As an exercise to improve my skills in PyMC (Python's Markov chain Monte Carlo library), I am trying to implement Latent Dirichlet Allocation as described here: https://en.wikipedia.org/wiki/Latent_Dirichlet_allocation.
The model can be compactly described as
$$\boldsymbol\phi_{k=1 \dots K} \sim \operatorname{Dirichlet}_V(\boldsymbol\beta)\\ \boldsymbol\theta_{d=1 \dots M} \sim \operatorname{Dirichlet}_K(\boldsymbol\alpha)\\ z_{d=1 \dots M,w=1 \dots N_d} \sim \operatorname{Categorical}_K(\boldsymbol\theta_d) \\ w_{d=1 \dots M,w=1 \dots N_d} \sim \operatorname{Categorical}_V(\boldsymbol\phi_{z_{dw}}) $$
I came up with the following toy code:
import numpy as np
import pymc as pm
K = 2 # number of topics
V = 4 # number of words
D = 3 # number of documents
data = np.array([[1, 1, 1, 1], [1, 1, 1, 1], [0, 0, 0, 0]])
alpha = np.ones(K)
beta = np.ones(V+1)
theta = pm.Container([pm.Dirichlet("theta_%s" % i, theta=alpha) for i in range(D)])
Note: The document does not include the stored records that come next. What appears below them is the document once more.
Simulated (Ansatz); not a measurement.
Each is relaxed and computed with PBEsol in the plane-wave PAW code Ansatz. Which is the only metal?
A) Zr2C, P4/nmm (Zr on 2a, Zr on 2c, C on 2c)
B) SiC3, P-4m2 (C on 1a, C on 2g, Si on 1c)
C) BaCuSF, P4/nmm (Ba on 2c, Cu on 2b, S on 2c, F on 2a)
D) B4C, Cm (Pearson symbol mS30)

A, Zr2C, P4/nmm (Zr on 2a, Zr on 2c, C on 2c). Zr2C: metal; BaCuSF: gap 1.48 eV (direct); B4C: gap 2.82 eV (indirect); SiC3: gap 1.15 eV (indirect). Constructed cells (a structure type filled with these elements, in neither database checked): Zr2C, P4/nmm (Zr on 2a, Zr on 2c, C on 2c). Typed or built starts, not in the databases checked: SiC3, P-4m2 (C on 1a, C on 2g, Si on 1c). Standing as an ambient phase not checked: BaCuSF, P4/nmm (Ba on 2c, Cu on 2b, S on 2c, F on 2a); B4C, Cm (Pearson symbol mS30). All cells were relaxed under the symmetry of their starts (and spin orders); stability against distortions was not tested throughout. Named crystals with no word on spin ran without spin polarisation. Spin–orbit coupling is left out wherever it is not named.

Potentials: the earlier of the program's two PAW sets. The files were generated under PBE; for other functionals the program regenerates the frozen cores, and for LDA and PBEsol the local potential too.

phi = pm.Container([pm.Dirichlet("phi_%s" % k, theta=beta) for k in range(K)])
Wd = [len(doc) for doc in data]
z = pm.Container([pm.Categorical('z_%i' % d,
p = theta[d],
size=Wd[d],
value=np.random.randint(K, size=Wd[d]),
verbose=1)
for d in range(D)])
w = pm.Container([pm.Categorical("w_%i" % d,
p = pm.Lambda('phi_z_%i' % d, lambda z=z, phi=phi: [phi[z[d][i]] for i in range(Wd[d])]),
value=data[d],
observed=True,
verbose=1)
for d in range(D)])
model = pm.Model([theta, phi, z, w])
mcmc = pm.MCMC(model)
mcmc.sample(100, burn=10)
The tricky part is within $w_{d=1 \dots M,w=1 \dots N_d} \sim \operatorname{Categorical}_V(\boldsymbol\phi_{z_{dw}})$. Given the output of the sampling, I must be doing something wrong, because the model does not converge and I get many warnings about the probabilities in categorical_like that do not sum to one.
Is there a PyMC expert around who can shed some light on this all?